MARK Thomson doesn't, at first blush, look like an obvious King Lear. If you were casting the Shakespearean monarch you wouldn't have the BBC Director General, with his gentle features and thoughtful mien, as your first choice. But the man who heads
Britain's, indeed the world's, most influential news organisation, has more than a touch of the tragic monarch about him today.
He has been pilloried for spending £100 on a bottle of champagne to mark Bruce Forsyth's 80th birthday, criticised for claiming the costs incurred when he cut short holidays to deal with various crises at the corporation, and attacked for not revealing even more about the remuneration and rewards enjoyed by the BBC's top talent.
For the man who stands at the pinnacle of our most powerful journalistic enterprise to find himself the object of such scrutiny has more than a touch of irony about it. "Blow wind and crack your cheeks!" declaims Lear on the blasted heath in Shakespeare's play, as he calls on the forces of nature to do their worst. The cleansing blast of freedom of information legislation has been billowing through the corridors of power for some time now, with the BBC's own journalists often at the forefront of those urging that the cobwebbed secrecy of the past be swept away. But now those same winds are blowing through the corporation's corridors. And leading to criticism and controversy in the process.
Of course there's more than a touch of irony in any politician touching on the subject of how public money has been spent. After revelations about our expenses we have a formidable job of work to do in restoring public trust. But there should be no complaint about the principle that the public has a right to know where its money goes. Whether its the range of taxes agreed by MPs, or the flat tax imposed on anyone who owns a TV, citizens hand over money to public institutions by law. And they have a right, in law, to know how that money is used.
At the moment, the BBC is defending a line by which it will reveal the details of expenses and the broad salary bands of senior executives but not the precise amount paid to broadcast talent. There are understandable reasons why the BBC does not want to go further. But, like King Lear negotiating with his daughters to have 100 knights accompany him after his abdication, only to find that he ends up literally defenceless, the BBC is arguing for a position which may be reasonable to some, but which is ultimately not going to prevail. Just as the logic of Lear giving up the throne meant he yielded all power, so the logic of freedom of information means that you give up the ability to decide what information is withheld from the public. Sooner or later, in a court of law or in the court of public opinion, the information the BBC is currently holding back will be prised from its hands.

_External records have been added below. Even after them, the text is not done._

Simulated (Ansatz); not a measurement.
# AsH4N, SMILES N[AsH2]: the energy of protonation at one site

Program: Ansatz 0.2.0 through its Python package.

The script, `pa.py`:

And talking of the courts, it's important to bear in mind that no public institution is, or will be, immune from the reach of freedom of information requests. Whether it's the accommodation costs incurred by circuit judges, down to the last cheese biscuit, or the amounts run up by quango chiefs, down to the last ticking taxi bill, we will all have the right to scrutinise how every penny is spent.
And there is a powerful public interest in such scrutiny. At the moment it's still the case that far too much detail about how the government deploys your cash is kept secret. Major contracts with suppliers of public goods are kept cloaked by considerations of "commercial confidentiality". That's why, for instance, despite my asking repeatedly for it to be published, none of us have been able to see the contract signed with the firm which made such a comprehensive botch-up of last year's Sats tests in England. And so an organisation which was responsible for an utter shambles can still walk away having taken millions from the exchequer, without our knowing if we have got the best possible recompense for the taxpayer.
The Obama administration has pledged to put details of all significant items of federal expenditure online, and the Conservatives have pledged to follow suit here, so the public can scrutinise procurement decisions to make sure we are getting the best deal possible.
Promoting such richly informed debate about government action should generate not just cheaper, but better, government. And promoting truly informed debate is what all democrats should want. Which brings me back to the BBC. Whatever one thinks of its top talent's Krug habits, the corporation provides the places where searching and serious debate takes place in our national life. From Today to Any Questions, Newsnight to Newsround, it's the BBC which sets the standard for serious public discourse. And, in so many other ways, from its coverage of classical music to its production of historical drama, it performs an invaluable, irreplaceable public service. The debate we're having about the BBC's finances needs to be informed by an appreciation of just how much it enriches our public life. In the end, those who denude King Lear of everything he once relied on replace a civilised court with a pain-wracked realm.
Yes, the BBC needs to ensure it spends wisely. And certainly it needs to ensure its access to public money does not, as it has in the past, lead to worthwhile competitors being bludgeoned out of the marketplace. But as one who learned his Shakespeare, and so much more, from the BBC, I hope that in the process of ensuring we get better value for public money we don't forget the value of public service broadcasting.